One of this year’s most exciting AEJMC panels offers a firsthand look at how news organizations along the Eastern Seaboard dealt with the threat, arrival and aftermath of Superstorm Sandy and presents strategies for covering future natural disasters.
“Covering Superstorm Sandy: Local News Organizations Are Put to the Test,” on Friday, Aug. 9, 3:15 p.m.-4:45 p.m. in Mount Vernon Square A, brings together three journalists (courtesy of the Community Journalism Interest Group) and two academics (courtesy of the Electronic News Division).

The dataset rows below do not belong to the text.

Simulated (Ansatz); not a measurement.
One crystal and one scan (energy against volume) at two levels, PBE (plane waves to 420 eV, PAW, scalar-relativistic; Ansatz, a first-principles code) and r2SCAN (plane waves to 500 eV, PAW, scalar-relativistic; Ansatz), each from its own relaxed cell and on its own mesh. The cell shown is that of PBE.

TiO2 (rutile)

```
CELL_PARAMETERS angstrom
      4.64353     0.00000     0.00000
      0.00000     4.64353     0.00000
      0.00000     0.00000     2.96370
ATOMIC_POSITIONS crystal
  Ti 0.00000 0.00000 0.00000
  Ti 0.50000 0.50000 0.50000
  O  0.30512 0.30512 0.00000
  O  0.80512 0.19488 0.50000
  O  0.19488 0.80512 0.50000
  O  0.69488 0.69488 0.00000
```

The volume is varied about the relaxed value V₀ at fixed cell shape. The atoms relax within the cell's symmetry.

Scott Hodgson of the University of Oklahoma will lead off with a deeply moving video he produced about coverage in the days before, during and after the storm. Journalists from along the mid-Atlantic coast reflect on their preparations, their roles and the effects of their work on their audiences. Their passion for service is palpable.
Randy Bergmann, director of community engagement and editor of the editorial pages at the Asbury Park Press on the Jersey Shore, will discuss the paper’s mobilization for storm coverage and its continuing work in Sandy’s wake.“Recovering from Sandy remains the top story for the Jersey Shore,” Bergmann wrote in an email.
Debbie Galant, founder of Baristanet.com and now director of N.J. News Commons, an innovative news cooperative atMontclair State University, will explain how this groundbreaking program helped news organizations throughout the state.
Ned Berke, editor of Sheepshead Bites, will talk about how his hyperlocal site in Sheepshead Bay covered one of the hardest-hit communities in Brooklyn during the storm and how it continues to cover the rebuilding.
The presentations will close with Adam Glenn of CUNY’s graduate journalism school, with highlights of how he organized the student news service and a look at a AdaptNY, a new project that models how cities can prepare for future extreme weather events like Sandy.
There will be ample time for Q&A. Barbara Selvin, a ComJIG member from Stony Brook University, is the panel’s moderator.